Created on: February 09, 2008   Last Updated: March 19, 2008

The increasing number of voters who have growing student loan debt and shrinking incomes may make loan repayment the big education issue in 2008. Since many of those graduating with teaching credentials will be forced to default on loans or choose careers other than teaching, it is an issue with a heavy impact on education in general.

If a forty year-old professor who earns 35,000 a year teaching college dies with 200,000 in student loan debt (after unpaid interest, late fees, and other fees are totaled), and the professor paid 50,000 during the course of her lifetime, who pays the remaining 200,000?

The American taxpayer does.

Who gets the 200,000, plus the 50,000 paid by the deceased professor?

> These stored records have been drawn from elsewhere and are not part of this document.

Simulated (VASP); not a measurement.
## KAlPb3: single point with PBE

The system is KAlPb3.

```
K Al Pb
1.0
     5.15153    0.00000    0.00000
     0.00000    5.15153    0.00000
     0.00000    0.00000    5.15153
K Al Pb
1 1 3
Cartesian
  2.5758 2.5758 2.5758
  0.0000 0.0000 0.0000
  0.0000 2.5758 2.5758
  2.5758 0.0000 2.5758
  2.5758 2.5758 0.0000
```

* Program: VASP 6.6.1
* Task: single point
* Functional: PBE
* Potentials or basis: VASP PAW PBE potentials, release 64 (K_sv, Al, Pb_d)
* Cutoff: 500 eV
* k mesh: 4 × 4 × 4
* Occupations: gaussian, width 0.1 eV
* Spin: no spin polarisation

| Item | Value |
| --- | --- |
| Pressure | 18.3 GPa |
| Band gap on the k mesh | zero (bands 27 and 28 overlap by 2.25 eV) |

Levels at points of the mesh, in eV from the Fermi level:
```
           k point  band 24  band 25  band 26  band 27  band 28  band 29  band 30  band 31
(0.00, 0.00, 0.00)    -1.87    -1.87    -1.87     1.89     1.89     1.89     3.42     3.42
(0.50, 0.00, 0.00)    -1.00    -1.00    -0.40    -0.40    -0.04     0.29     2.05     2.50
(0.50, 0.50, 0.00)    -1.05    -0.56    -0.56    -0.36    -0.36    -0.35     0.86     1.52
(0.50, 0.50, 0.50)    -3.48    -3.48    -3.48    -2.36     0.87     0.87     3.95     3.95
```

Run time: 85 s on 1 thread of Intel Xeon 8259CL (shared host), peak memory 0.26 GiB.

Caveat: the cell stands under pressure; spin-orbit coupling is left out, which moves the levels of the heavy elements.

Probably a private company, and very likely one that used to be a public company. In a horrible example of privatization, the government created and then cut loose Fannie Mae, offering up a silver platter of ready made profit without asking Fannie Mae's shareholders and executives to assume the risk of defaulting debtors.

All the profit, none of the danger. Sounds like a business anyone would love an opportunity to get into! Problem is, a setup like that actually encourages companies to keep people in debt, and to keep them from paying on the principal, and to keep them paying for the rest of their lives. If the debtor pays every month for decades but never touches the principal, the loan company collects far more than if the student had promptly or even tardily paid off the debt.

A lot of money slid into a lot of the right campaign funds contributed to the student loan cash bonanza. Until the problem is properly addressed and un-privatized, debtors and taxpayers will suffer. Not only that, students will suffer, too. Students will suffer a teacher shortage, the economy as a whole will suffer because anyone with 100,000 in student loan debts, even a professional in a high paying field, isn't likely to spend a lot of money on nonessentials. And debtors whose degrees don't translate into high incomes won't be spending a whole lot on anything at all. Good luck buying a house when you're already paying more on your student loan debt than most people pay every month on their mortgage!